WASHINGTON -- Were he still U.S. attorney for the District of New Jersey, there's little doubt that Gov. Chris Christie (R) would have launched a federal investigation into a gubernatorial administration that shut down lanes of a public highway to exact political revenge. But the office of current U.S. Attorney Paul J. Fishman will face an uphill battle if it seeks to move past the "preliminary inquiry" stage of the federal investigation into the shutdown of access lanes to the busiest bridge in America.
“The Port Authority Office of Inspector General has referred the matter to us, and our office is reviewing it to determine whether a federal law was implicated," Rebekah Carmichael, public affairs officer for the U.S. attorney's office, said in a statement.
What seems to be missing, however, is a clear connection to an alleged violation of federal public corruption statutes. Democratic state Sen. Ray Lesniak, a lawyer, was vague when asked what criminal statute might be in play. "There’s gotta be dozens of state and federal criminal law violations," he said.
There's no allegation that Christie or any of his top aides profited financially from shutting down two access lanes in Fort Lee, N.J., snarling traffic in the town and on the George Washington Bridge for several days. And if the Christie administration had jammed phone lines instead of traffic lanes, it would have violated federal law. But making a federal corruption charge stick against anyone in the administration, based on the information that has been made public, could be a stretch.
"This may fall under the category of egregious behavior which we wish is criminal, but may or may not be," Loyola Law School professor Jessica A. Levinson told The Huffington Post.
Back when he was U.S. attorney, Christie was known for his aggressive pursuit of public corruption cases, often against politicians who happened to be Democrats. At the time, he was armed with the broad "honest services" statute, which was used to go after public corruption until it was struck down by the Supreme Court in 2010. The law, which made it illegal to deprive "another of the intangible right of honest services," was deemed unconstitutional. Nowadays, there has to be some sort of bribery or kickback scheme to bring a honest services charge.
Levinson confirmed that an honest service charge is out for now unless information regarding improper payments comes out. "Right now this just looks like political retribution," she said.

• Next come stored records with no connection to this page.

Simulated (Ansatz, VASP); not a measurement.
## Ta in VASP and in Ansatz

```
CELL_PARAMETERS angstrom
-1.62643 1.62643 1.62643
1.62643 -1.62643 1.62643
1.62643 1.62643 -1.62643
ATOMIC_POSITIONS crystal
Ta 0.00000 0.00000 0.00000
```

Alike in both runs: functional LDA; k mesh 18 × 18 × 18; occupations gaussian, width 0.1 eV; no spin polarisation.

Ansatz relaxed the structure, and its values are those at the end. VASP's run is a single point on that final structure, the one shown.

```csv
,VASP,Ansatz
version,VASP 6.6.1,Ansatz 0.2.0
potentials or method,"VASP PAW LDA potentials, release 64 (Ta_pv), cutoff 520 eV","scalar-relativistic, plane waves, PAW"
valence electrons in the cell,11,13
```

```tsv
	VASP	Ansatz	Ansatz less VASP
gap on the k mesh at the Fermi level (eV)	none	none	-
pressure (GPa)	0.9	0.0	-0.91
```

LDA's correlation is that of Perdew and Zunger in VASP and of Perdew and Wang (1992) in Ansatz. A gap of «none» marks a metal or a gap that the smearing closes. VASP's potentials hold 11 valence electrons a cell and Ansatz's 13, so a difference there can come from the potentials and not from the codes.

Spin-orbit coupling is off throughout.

Melanie Sloan, executive director of the watchdog group Citizens for Responsibility and Ethics in Washington, thinks federal charges are a possibility, suggesting prosecutors could look at wire fraud charges if officials lied in emails about the cause of the shutdown.
"A determined prosecutor could make a case," Sloan said.
The announcement of such a preliminary inquiry has the potential to be perceived as a political move by a Democratic administration against a top Republican contender in 2016, but it certainly seems to comply with Justice Department guidelines. Under those guidelines, federal prosecutors are not supposed to comment or respond to questions about the existence of an ongoing investigation unless the matter has "already received substantial publicity, or about which the community needs to be reassured that the appropriate law enforcement agency is investigating the incident, or where release of information is necessary to protect the public interest, safety, or welfare."